Peter-Clark (PC): A Constraint-based algorithm. This algorithm starts with the graph fully connected, then uses (conditional) independence tests to iteratively prune edges. The chi-square test with mutual information is used (Spirtes et al., 2000).

Greedy Equivalence Search (GES): A greedy Score-based algorithm, which goes through phases of adding then removing edges where doing so increases the score, alternating until the score no longer improves (Chickering, 1995). A commonly used information theoretic score, the Bayesian Information Criterion (BIC), is used (Schwarz, 1978).

OrderMCMC: A Hybrid algorithm. This optimizes a score in the space of topological node orderings, rather than DAGs. This is an implementation of Markov Chain Monte Carlo method in the topological node ordering space (Friedman and Koller, 2003), based on modifications proposed by Kuipers et al. (2018). Each order is scored by summing the maximum score for each node, out of parent sets falling in the intersection of those permitted by the order and those in a candidate set. This set is typically initialized using a constraint-based method, such as PC, however we instead use pairwise mutual information in an effort to decouple the algorithm’s performance from that of PC. This candidate parent set is greedily expanded to improve recall. This combination of constrained global search with greedy means performance should be lower bounded by GES, but at much higher computation cost. For consistency with the GES algorithm the BIC score is used. We were also interested in a novel application of OrderMCMC using a recently developed score–the Quotient Normalized Maximum Likelihood (qNML) score; we included this to demonstrate differences due to choice of score (Silander et al., 2018).

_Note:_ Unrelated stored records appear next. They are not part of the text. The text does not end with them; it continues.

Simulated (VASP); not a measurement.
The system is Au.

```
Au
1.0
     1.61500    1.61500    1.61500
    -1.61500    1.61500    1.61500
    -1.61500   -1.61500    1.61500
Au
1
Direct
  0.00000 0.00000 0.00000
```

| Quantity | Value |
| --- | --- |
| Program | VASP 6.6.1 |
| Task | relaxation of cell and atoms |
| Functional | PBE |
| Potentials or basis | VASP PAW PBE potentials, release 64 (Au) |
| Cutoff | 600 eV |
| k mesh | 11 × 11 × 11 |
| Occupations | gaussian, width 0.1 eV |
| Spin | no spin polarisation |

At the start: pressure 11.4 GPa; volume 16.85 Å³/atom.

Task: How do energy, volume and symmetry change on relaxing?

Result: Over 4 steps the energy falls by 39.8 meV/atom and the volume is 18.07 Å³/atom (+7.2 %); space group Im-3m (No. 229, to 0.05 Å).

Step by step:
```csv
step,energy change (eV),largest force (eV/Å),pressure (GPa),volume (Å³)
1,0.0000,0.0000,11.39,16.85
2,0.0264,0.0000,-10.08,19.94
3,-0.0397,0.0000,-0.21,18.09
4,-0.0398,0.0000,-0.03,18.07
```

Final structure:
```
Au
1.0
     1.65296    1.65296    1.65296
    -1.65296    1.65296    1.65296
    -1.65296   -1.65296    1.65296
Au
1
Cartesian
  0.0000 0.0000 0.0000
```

These algorithms were selected in order to include one of each constraint-based, score-based, and hybrid structure learning algorithms. PC and GES were used as the constraint-based and score-based representatives as they are easily available algorithms, in terms of implementation (Scutari, 2009; Kalainathan and Goudet, 2019). OrderMCMC was used as the hybrid representative as it is the algorithm which is currently employed for the real-world examples in Section 3. The OrderMCMC implementation is currently proprietary; access can be granted from the authors on a per-request basis.

2.5.1 Score Functions

Score-based and hybrid structure learning algorithms’ performance is highly dependent on choice of score function. While equivalent in the infinite data limit, the qNML and BIC scores differ significantly for small sample sizes (Silander et al., 2018). This is due to the difference in penalization; while both are based on the minimum description length (MDL) principle, they take differing approaches. The BIC takes a Bayesian approach to the penalization, using the number of parameters scaled by the log of the sample size (Schwarz, 1978); while the qNML is based on the NML (Normalized Maximum Likelihood), an exact formulation of the minimax code length regret (Grünwald and Grunwald, 2007). Both are score equivalent and free of tuning hyper-parameters.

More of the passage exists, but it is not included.